# Giant Stance E+ and Trance E+



## smoothmoose (Jun 8, 2008)

Seems to be launched with little fanfare especially here state side. For the Stance E+2 starting at $3500 - seems to be a pretty good entry point for decent trail e-bike. 

How does it compare to similar offerings from Haibike and others? The only other e-bikes in this price range is the Motobecane Hal-e I think. With Giant you'll get LBS support which is probably more important for an ebike.

Thoughts? Anybody put a leg over one of these yet?


----------



## honkinunit (Aug 6, 2004)

I hadn't seen the new Giant eMTBs. The Trance E+ 2 looks like the sweet spot to me, with Shimano components (not the motor though) and the new XT 4-piston brakes, and a Fox fork, for $4600.

Giant uses Yamaha motors but they customize and re-brand the system. I don't know how proprietary they are. It is worth thinking about. Bosch, Shimano, and standard Yamaha parts and batteries should be easy to find ten years from now. The Specialized/Brose system scares me a little because it is very custom to Specialized, and if the Giant/Yamaha system has enough unique parts, it might also be an issue. 

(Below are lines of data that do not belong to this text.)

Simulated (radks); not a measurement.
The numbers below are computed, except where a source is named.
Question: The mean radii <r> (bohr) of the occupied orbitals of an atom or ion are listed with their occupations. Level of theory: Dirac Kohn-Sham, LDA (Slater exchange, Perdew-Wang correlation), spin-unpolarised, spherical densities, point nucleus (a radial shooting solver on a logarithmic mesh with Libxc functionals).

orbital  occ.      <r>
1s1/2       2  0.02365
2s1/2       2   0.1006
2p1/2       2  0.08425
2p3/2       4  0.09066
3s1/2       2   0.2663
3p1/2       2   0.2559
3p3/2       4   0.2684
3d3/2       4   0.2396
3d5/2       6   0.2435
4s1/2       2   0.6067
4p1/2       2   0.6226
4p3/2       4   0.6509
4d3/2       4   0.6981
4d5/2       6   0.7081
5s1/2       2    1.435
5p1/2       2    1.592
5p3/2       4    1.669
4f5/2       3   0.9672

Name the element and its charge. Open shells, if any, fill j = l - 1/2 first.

Giant makes some great bikes and I suspect the new models will be popular. There are lots of options out there now. 

Haibike also makes a great full suspension models, but their Bosch-powered ones have a weird idler wheel to take up chain slack since the Bosch chainrings are so small. Their Yamaha models don't need the idler wheel, and they get great reviews. Haibike dealers are harder to find and their bikes are a little more expensive than the Giants though. It would all come down to how much dealer support you need and which bikes felt best to you on a test ride. Take a real test ride if possible, not a parking lot spin. Haibike is also going proprietary soon, with their own motor/battery system, but up to 2018 they were pretty vanilla Bosch or Yamaha. 

I do worry about how obsolete all of this electronic stuff will be in the future.


----------



## smoothmoose (Jun 8, 2008)

honkinunit said:


> I do worry about how obsolete all of this electronic stuff will be in the future.


I agree, and have had the same concerns with electric and hybrid cars.

Though I have no concerns that Giant or Specialized will be around in 10 years. They or their motor partners may choose to discountinue parts and batteries for their drive systems, especially for proprietary designs.

The e-bike will be for my wife - she test rode a Levo and liked it - but she wasn't pushing it as she still a beginner. But it gave her a lot of confidence on technical stuff. Only issue is the standover is still pretty high on the Levo.


----------



## Zinfan (Jun 6, 2006)

I met a rider on a Trance E+ about a month ago, ironically I was out on my non-ebike for that ride lol. He seemed to really enjoy the bike and I thought it was a great looking item. 

Sometimes I think about the emerging tech making older stuff obsolete but then I think back on how dang much fun I'm having right now riding what I have. Support may be an issue of course.


----------



## Harryman (Jun 14, 2011)

honkinunit said:


> Haibike also makes a great full suspension models, but their Bosch-powered ones have a weird idler wheel to take up chain slack since the Bosch chainrings are so small.


I agree that the small chainring is a stupid idea, it's guaranteed to equal more chainrings and probably more chains over time for one thing. The idler is also to reduce pedal kickback under braking when using a high pivot and a small chainring. It's usually only seen on single pivot bikes, but I think the space the motor takes up encourages a higher pivot, because other makers using the same motor do the same thing.

Scroll down to #7 for related reading.

https://www.bikeradar.com/us/mtb/ge...-mountain-bike-rear-suspension-systems-50849/


----------



## Tomcat03 (Sep 10, 2018)

*Just got a Trance E+ 2 pro (2019)*

I got my first e-mtb, Giant Trance E+ 2 pro (2019), so far I love it. The engine, a modified Yamaha Syncdrive Pro, it's really powerful. I tested it on some very though uphills, the first 2 levels, out of 5, of assistance provide the push needed to get to the top without problems.

I have one problem with thebattery charger manual. The charger's leds do not work as described. The mainone is blinking green when it'd be fixed red. Has anyone experienced the sameproblem? I have contacted Giant Italy but so far, no answer.


----------



## scottxpc (Jan 24, 2013)

I just ordered the Trance E+2 so I will let you know what I think of it when I get it scheduled for November delivery 

Sent from my SM-G965U using Tapatalk


----------